Saturday, October 6, 2012

SHIELD AND SWORD


I am posting this entry in commemoration of the twenty-ninth anniversary of my keynote address to the Stanford International Symposium, organized by the International Physicians for the Prevention of Nuclear War and American Physicians for Social Responsibility.

The entry starts with an important preamble, discussing the significance of shield and sword as the emblem of Soviet/Russian State Security. The main part focuses on my Stanford Symposium appearance, playing on the shield and sword imagery. (Do I need to say that both parts, the preamble and the principal, are equally important?!)

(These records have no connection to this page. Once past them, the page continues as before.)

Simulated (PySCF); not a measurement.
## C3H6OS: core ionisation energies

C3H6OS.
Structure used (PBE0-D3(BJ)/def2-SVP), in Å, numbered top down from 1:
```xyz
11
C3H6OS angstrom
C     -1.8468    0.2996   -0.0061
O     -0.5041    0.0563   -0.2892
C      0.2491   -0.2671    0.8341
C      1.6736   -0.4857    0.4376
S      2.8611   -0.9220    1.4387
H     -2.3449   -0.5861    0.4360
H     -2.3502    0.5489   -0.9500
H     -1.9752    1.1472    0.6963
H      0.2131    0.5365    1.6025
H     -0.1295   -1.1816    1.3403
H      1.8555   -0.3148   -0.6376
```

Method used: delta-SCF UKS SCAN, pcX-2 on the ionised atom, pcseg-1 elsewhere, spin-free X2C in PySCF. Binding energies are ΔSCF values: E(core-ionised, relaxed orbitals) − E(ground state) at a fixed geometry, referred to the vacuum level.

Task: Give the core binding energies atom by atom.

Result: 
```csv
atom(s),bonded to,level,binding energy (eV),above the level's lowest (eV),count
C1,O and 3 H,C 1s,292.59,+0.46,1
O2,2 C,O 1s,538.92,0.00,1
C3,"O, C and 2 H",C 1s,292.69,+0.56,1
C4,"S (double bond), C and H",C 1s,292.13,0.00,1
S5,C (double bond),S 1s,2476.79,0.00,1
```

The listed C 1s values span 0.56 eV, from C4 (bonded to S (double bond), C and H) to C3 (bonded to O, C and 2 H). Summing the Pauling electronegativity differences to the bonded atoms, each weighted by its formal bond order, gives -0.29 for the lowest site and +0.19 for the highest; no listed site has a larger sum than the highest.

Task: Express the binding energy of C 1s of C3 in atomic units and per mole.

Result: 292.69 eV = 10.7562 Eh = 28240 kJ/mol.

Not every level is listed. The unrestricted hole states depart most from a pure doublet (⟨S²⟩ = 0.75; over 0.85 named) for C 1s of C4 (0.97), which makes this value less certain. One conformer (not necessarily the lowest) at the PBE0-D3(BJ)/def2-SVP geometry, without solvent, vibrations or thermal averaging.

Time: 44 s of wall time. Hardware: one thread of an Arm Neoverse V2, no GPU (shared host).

The official title of my presentation at the historic 1983 Stanford International Symposium Prescription for Prevention, discussed in this entry, was US-Soviet Relations: The Positive Option. But I might just as well have titled it Shield and Sword, as that image was one of the principal theses of my speech. It is ironic, under the circumstances, that a shield and a sword is the emblem of the Cheka/NKVD/KGB, and currently of the FSB. It is definitely worthwhile to draw the reader’s attention to the symbolic significance of changing the position of the sword vis-à-vis the shield in the current emblem. Previously, the sword was positioned in front of the shield, although both were located behind the Soviet star adorned with a hammer and a sickle. Now the sword is placed behind the shield adorned with the double-headed eagle, the Russian national emblem. Thus the symbolism of the shield over the sword is specifically emphasized, just as I pointed out in my Stanford speech twenty-nine years ago.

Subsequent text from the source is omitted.